Summary Evaluation Tool using Preferences
All dependecies can be installed by running the following command:
pip install -r requirements.txt
The project includes a file named Config.py. It is used to configure the paths to external tools. These include the Stanford NLP tagger and the word2vec dataset from Google. Stanfords NLP tagger is already configured and included in the project. You can download the Google word2vec news dataset from the following url: https://github.com/nishankmahore/word2vec-flask-api. After downloading the dataset you need to configure the path to the folder in the Config.py file.
python SETuP.py
Usage: SETuP.py [OPTIONS] COMMAND [ARGS]...
Options:
--help Show this message and exit.
Commands:
classify
train
For more information on the exact parameters look at the examples below.
To test how the training of a new model works you can run the script "test-training.sh", it includes the following command:
python SETuP.py train
--model="training-test"
--path-source-documents="Training Example Data/Source Documents/"
--path-system-summaries="Training Example Data/System Summaries/"
--path-reference-summaries="Training Example Data/Reference Summaries/"
--path-system-summary-scores="Training Example Data/System Summary Scores/"

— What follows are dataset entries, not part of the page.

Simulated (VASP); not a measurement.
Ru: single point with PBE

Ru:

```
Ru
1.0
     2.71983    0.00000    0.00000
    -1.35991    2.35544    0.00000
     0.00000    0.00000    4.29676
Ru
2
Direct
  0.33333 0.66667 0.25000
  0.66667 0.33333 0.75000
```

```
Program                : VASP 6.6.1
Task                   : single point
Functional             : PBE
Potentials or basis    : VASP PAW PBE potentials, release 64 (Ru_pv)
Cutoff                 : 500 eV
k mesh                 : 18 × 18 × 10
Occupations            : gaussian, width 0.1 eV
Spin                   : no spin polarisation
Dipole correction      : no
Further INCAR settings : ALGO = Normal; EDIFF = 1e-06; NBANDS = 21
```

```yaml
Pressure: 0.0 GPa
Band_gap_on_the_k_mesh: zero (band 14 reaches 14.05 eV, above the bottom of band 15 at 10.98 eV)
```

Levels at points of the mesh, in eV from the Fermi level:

To test how the classification works you can run the script "test-classification.sh", it includes the following command:
python SETuP.py classify
--model="randomforest-tac-2008-2009.pkl"
--path-source-documents="Classification Example Data/Source Documents/"
--path-system-summaries="Classification Example Data/System Summaries/"
--path-reference-summaries="Classification Example Data/Reference Summaries/"